Tom Bennett is the TES adviser on behaviour and a teacher at Raines Foundation, an inner city state school in Tower Hamlets. He regularly supports teachers on TES through our behaviour forum and monthly newsletters on behaviour.

I am Legion: Behaviour in your department.

There are few seats lonelier than the hot one occupied by the teacher. Sometimes you can feel the disparity of numbers that describes the 1:25 ratio of most classrooms very keenly indeed, and we are all aware that, in teaching, one can be the loneliest number. Everyone from Pontius Pilate to the British Empire in India had to concede this universal truism: when people decide to stop doing as you ask, there is little you can do about it. No one person, unless he be possessed of a fixed-rig machine gun, can possess the will of another for long. In short, you don’t make people behave; they agree to do so. And when kids in your room simply decide that you’re not worth listening to, you can feel very lonely indeed.
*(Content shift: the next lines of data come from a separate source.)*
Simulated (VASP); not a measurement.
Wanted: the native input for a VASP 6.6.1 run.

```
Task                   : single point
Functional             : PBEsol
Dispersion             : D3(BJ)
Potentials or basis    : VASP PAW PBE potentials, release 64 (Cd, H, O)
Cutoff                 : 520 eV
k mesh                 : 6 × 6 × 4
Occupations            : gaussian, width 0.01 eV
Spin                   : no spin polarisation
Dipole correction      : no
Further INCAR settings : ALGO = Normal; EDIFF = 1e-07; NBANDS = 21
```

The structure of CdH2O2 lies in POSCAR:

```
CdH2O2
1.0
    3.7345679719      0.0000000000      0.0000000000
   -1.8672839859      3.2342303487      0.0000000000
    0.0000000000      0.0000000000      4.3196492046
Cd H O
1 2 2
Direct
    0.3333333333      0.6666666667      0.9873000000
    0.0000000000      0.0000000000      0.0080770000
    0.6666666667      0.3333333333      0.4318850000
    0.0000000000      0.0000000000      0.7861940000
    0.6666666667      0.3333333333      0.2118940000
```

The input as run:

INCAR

  1. You are part of a department. Everyone in a department has a different role to play. The infantry teacher has a primary role: managing behaviour in his/ her classroom. This means doing as much as possible to deal with situations yourself- phone calls home, setting detentions, reminders, verbal direction, clear rules, prepared lessons, professionalism- all the things that convey authority and boundaries. Make no mistake, this is YOUR responsibility. Don’t expect classrooms to be policed, because they are not. Get your sleeves rolled up to the shoulders. Don’t shirk this part, or the system collapses.
  2. Know when to escalate. If a pupil persistently misbehaves and you’ve done all the above, or if they fail to attend a sanction, detention etc, or if the incident is serious, then you MUST escalate. That means informing the line manager, head of department, and referring it to them for assistance. Note that this doesn’t mean just dumping it in their lap; these are your classes, so expect to work with them on whatever strategy they decide. But make sure your paperwork is tight, and you’ve got clear understanding of what the incident was about, and when it happened.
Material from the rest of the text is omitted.